OK, so you've been using an inkjet printer for years, but lately you seem to be buying replacement cartridges every 5 minutes. This could be because the cartridges in nearly all current ink printers have a much smaller capacity than used to be the case a couple of years ago, or maybe you are busier and just print more.
Either way it could be time to step up to your first laser printer, but which one do you buy?
Most of your printing will probably be text, so a mono laser printer will give you the benefits of lower printing costs, faster output and a more professional appearance to your documents. Hang onto your colour inkjet printer though for the odd colour job and for printing photographs.
Whilst ink cartridges have reduced in capacity dramatically, the same in not generally true of toner cartridges, for example
toner cartridgesfor the HP Laserjet 1022 yielding 2,000 pages are little more expensive than
HP ink cartridgesfor many models
I have taken one printer costing under £100 from each of the main manufacturers, Brother, Canon, Hewlett Packard, Lexmark and Samsung.

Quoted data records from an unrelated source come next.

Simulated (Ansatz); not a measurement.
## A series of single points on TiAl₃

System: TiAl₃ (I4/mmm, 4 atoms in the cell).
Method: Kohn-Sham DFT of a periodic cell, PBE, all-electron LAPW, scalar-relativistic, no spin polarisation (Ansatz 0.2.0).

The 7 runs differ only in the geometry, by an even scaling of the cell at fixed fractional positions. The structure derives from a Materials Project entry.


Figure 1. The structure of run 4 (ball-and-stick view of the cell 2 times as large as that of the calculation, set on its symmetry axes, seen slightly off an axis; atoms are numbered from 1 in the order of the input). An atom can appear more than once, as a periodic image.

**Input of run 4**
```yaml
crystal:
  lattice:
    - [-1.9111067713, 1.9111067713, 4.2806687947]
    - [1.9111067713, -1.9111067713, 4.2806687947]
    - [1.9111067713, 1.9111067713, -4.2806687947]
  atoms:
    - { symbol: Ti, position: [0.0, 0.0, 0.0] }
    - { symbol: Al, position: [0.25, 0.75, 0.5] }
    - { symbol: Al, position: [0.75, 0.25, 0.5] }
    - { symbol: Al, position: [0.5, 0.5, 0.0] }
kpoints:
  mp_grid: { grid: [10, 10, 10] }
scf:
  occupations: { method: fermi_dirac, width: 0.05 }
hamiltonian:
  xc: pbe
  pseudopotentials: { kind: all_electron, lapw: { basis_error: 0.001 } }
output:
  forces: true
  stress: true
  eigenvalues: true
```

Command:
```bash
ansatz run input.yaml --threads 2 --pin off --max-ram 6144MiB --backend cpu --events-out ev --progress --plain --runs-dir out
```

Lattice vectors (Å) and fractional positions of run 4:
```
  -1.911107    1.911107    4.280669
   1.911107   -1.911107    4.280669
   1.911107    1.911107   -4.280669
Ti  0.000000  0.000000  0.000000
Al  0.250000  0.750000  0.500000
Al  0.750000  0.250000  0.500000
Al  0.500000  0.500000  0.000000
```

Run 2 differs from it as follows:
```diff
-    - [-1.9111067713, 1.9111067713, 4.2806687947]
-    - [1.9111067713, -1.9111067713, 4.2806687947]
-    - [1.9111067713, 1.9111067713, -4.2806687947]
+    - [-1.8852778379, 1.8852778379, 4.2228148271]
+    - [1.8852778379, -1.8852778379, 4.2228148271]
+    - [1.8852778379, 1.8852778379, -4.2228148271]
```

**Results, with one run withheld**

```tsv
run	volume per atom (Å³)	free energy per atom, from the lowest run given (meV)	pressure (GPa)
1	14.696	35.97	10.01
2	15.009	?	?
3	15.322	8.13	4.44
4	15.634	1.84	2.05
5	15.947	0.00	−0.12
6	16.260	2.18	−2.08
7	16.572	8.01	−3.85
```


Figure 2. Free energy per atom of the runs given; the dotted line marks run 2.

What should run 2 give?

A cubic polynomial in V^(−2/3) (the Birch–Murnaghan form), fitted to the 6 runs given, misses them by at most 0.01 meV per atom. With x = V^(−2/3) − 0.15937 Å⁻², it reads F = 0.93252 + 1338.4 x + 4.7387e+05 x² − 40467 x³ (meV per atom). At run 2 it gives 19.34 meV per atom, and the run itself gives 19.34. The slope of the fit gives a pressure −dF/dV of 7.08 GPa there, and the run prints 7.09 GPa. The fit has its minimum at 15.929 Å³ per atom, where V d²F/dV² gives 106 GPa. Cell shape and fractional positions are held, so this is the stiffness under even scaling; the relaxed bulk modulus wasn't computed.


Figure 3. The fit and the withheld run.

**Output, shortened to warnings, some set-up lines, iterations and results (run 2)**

The models examined are the Brother HL-2040 , Canon i-Sensys LBP2900, HP Laserjet 1022, Lexmark E-120 and from Samsung, the ML-2010 all of which are readily available on-line for under £100. In fact the Canon and Samsung printers can be found with a little searching for almost half this target price making them laser bargains.
The
Canon LBP2900 may be available for a bargain price but regrettably there are a few areas where it does not compete well with the opposition.
The first is print speed, 12ppm is not really an acceptable speed for a modern laser printer, especially when even at this level, all other printers in the group achieve speeds between 18 and 20 ppm. Other shortfalls are a lack of memory, 2mb as opposed to 8mb available from all the other manufactures and a small input tray holding only 150 sheets of A4. This feature is also shared by the Lexmark and Samsung printers, there is nothing worse on a large print run than continually having to refill the input tray. So although the Canon is at the cheap end of the spectrum it is the first to be eliminated in this comparison.
One of the major reasons to convert to a laser printer is to achieve savings in terms of cost per page, on examining the cost of printing a standard A4 page at 5% coverage all of these printers with one exception return figures less than 2p per page. The exception is of course the
Lexmark E-120 which is 50% more expensive to run than any of the other brands. Lexmark continue to produce both ink and toner printers that are considerably more expensive in whole life terms than any other manufacturer and to add insult to injury ship this printer with a starter cartridge capable of producing only 1,000 prints.
And whatever you do, do not buy a Dell printer as these are inevitably re badged and re chipped Lexmark’s and are even more expensive to run as Dell attempt to limit the supply of cartridges to make you purchase from them at full price.
I digress, back to our group test, which now has three printers remaining.
At first glance the
Brother HL-2040 would appear to be the most cost effective of this group, replacement toner cartridges are the cheapest and last for 2,500pages, 500 more than cartridges for the HP printer. However Brother is the only manufacturer here not to use a one piece replacement cartridge and so the cost of replacing the drum unit has also to be taken into consideration and when this is done the cost per page rises to match the figure of HP. The use of a separate drum and toner combination in my experience also leads to a less reliable print mechanism and past performance of this type of Brother printer has been fragile, for this reason alone I would eliminate the Hl-2040.
This leaves the HP and the bargain basement Samsung to fight it out for the honour of best buy.
The
Samsung ML-2010 is not only cheaper to buy but also marginally cheaper to run and with cartridges lasting 3,000 pages, replacement is required less frequently. Be warned though that the starter cartridge supplied with the printer will only last for some 1,000pages. The downsides of this printer are the small input tray which only holds 150 sheets as opposed to 250 in the HP and the print resolution is no match for Hp's 1200x1200 dpi.
Faced with just this dilemma last month for our office, I purchased the
HP Laserjet 1022 and have not regretted the decision. We have run several HP laser printers over the years and found them to be very tough, reliable workhorses. In fact we still have a 12 year old HP printer in service today that has only received replacement cartridges and a set of pickup rollers. In the end the larger capacity input tray and our positive history with HP printers won the day.
If however you are on a really tight budget, the Samsung is a good inexpensive option. Samsung are a relative newcomer to the printer market but with aggressive pricing and little negative feedback will soon be a force to be reckoned with.